Saturday, May 10, 2008

Stan Douglas "Detroit Pictures" @ Hamburger Bahnhof


Berlin - May 6 @ the Hamburger Bahnhof. A selection from the Flick Collection: Bernd & Hilla Becher, their students Thomas Struth, Thomas Ruff, Candida Hofer, Axel Hutte; from Vancouver, Jeff Wall, Rodney Graham & Stan Douglas; also Sigmar Polke, Fischli/Weiss, David Claerbout.

What an interesting group of images to contemplate. Both T. & I were most enthusiastic about an early (1969) 8-piece grid of a single building, by the Bechers - seen methodically from 8 no doubt equidistant vantage points, encircling it. There were also early works by Struth (including the photo of the intersection of Crosby/Spring in lower Manhattan, which I often show students, pointing out the future locations of Balthasar & Starbucks), Ruff (interiors in an apartment building - each image identified by its room number - I wondered if this was student work, it seemed slightly more photographic than I would associate w/ him). & a series of vague, un-fixed images of Turkey by Polke. Overall a stunning show.

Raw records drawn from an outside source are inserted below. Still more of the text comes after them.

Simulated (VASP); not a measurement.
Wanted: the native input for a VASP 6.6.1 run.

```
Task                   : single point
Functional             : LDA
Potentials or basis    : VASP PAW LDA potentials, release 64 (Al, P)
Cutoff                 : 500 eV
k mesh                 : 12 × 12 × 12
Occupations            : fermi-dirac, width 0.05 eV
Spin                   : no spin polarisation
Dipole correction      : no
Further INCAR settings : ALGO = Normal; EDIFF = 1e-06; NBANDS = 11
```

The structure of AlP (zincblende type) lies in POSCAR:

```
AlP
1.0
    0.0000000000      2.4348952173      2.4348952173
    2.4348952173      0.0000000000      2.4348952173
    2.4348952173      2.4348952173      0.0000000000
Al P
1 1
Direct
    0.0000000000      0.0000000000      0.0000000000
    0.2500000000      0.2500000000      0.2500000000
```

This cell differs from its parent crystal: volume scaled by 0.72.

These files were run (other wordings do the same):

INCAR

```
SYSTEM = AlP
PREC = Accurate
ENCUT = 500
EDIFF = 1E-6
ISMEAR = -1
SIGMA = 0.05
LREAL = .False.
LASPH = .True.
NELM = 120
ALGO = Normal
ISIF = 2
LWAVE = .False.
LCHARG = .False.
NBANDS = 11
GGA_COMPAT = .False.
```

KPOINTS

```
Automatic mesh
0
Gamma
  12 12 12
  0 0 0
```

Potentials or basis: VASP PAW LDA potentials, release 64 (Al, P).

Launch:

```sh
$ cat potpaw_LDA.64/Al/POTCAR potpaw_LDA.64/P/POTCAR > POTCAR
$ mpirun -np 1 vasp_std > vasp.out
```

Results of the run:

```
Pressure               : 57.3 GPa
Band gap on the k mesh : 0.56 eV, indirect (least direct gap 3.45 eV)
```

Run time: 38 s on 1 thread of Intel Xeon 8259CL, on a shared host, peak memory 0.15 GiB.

T. had recommended I look at the Stan Douglas Detroit pictures. I had seen them briefly in 1998 at David Zwirner & had a somewhat different memory. The images date from 1997-1998. Both T. & I remembered most distinctly the image at the top of the parking structure in the former Michigan Theater (also used in the film 8 Mile). When I saw the image initially it was a period when I had not been in Detroit for a few years & was out of touch as to the then current topography. The Douglas pictures were taken at the onset of construction of Ford Field & Comerica Park, which displaced a large area of downtown. 2 distinctive structures, the Gem Theater & the Elwood Diner were moved, for preservation purposed, & can be seen in transit. The scenes in the photos are both well-known places or buildings, mixed in with some much more anonymous sites. My sense is that a fair amount of research went into the choices, measured with enough freedom from a didactic agenda. If anything the Detroit photos remind us that without a specific context, photographs float in a kind of suspended animation, absent from specific meaning. One can see that the attention is mostly to the entropic decay of the city (perhaps more glamorous to outsiders than residents), however, there is none of the didactic recordings of a sociologist such as Camilo Jose Vergara. Is Stan Douglas being an aesthete of urban decay? There is that possibility; however it is a relief as well to not have explanations, statistics, facts, purposes - it becomes a bit formal perhaps, dealing with the phenomenology of technological images - which may or may not seem deceptively simple. The images are all color, varying in sizes & shapes. One can see the great icons of urban abandonment in downtown Detroit, the empty Michigan Central Depot (also seen in the film True Romance) & the until recently ruinous Book Cadillac Hotel (I have photos from the same intersection at Michigan Ave & Shelby). & there are some not so well known locales such as the perfectly monotonous, gray, abandoned Idlewild Motel (a great example of roadside readymade), & one perverse excursion into wealthy suburbia - a perfect green lawn in Grosse Pointe Farms, at the shore of beautiful Lake St. Clair, with a hanging loveseat facing out towards the placid water. An image of suburban private back yard splendor.

There is also an anomalous image of the Mies Van Der Rohe development, Lafayette Park, which is not in decrepitude, unlike what seems most of the city. Or at least this is anomalous in the structure of a journalistic essay, which the photos are NOT. This is an illuminating example of the different structures & necessities of journalism and art. Also curious to a former Detroiter adrift in Berlin, the signage for the Mies development & one of the Idlewild images were switched. A meaningless mistake, but of note to a former local such as myself & sweetly bizarre (one a cracker shack, the other a modernist epiphany). Also an image of a gas station is labelled "Paradise Valley" which officially no longer exists - it was torn down for a freeway long long ago.

To a Detroiter this portfolio may seem incomplete - but what could really be complete with such a project? There's a certain amount of beauty in these images which seems important too - a kind of golden twilight light. They are quite silent, still, contemplative. They seem of similar cast to the videos of sawmills by Douglas, as well - the contemplation of industry & its residue.